[petsc-dev] [petsc-users] Problem with AMG packages

Tue Oct 8 22:54:02 CDT 2013

"Mark F. Adams" <mfadams at lbl.gov> writes:

> On Oct 8, 2013, at 8:18 PM, Barry Smith <bsmith at mcs.anl.gov> wrote:
>
>> 
>> MatView                6 1.0 3.4042e+01269.1 0.00e+00 0.0 0.0e+00 0.0e+00 4.0e+00 18  0  0  0  0  25  0  0  0  0     0
>> 
>>   Something is seriously wrong with the default matview (or pcview) for PC GAMG?  It is printing way to much for the default view and thus totally hosing the timings.  The default PCView() is suppose to be very light weight (not do excessive communication) and provide very high level information.
>> 
>
> Oh, I think the problem is that GAMG sets the coarse grid solver explicitly as a block jacobi with LU local.  GAMG insures that all equation are on one PE for the coarsest grid.  ML uses redundant.  You should be able to use redundant in GAMG, it is just not the default.  This is not tested.  So I'm guessing the problem is that block Jacobi is noisy.

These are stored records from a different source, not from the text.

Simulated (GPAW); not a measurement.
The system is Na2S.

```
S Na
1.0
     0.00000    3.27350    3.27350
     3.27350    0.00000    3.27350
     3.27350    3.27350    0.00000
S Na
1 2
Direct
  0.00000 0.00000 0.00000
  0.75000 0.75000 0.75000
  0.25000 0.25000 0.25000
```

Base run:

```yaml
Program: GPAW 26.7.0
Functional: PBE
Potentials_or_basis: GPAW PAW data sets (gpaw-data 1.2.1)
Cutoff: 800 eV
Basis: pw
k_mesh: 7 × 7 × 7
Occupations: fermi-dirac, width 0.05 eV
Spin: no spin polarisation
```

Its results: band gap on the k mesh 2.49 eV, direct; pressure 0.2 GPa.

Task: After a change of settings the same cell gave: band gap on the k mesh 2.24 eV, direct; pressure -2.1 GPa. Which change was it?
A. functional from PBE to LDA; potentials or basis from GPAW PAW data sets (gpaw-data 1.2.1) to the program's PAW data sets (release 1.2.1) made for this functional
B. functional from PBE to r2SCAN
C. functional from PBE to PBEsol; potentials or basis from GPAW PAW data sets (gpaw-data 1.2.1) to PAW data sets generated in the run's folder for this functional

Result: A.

Yes, this was fixed in the following commit, which has now been merged
to 'maint', but was not when v3.4.2 was tagged.  So it'll be in v3.4.3
and Pierre can get it by tracking 'maint'.  I wasn't following the
earlier discussion and this is probably besides the point.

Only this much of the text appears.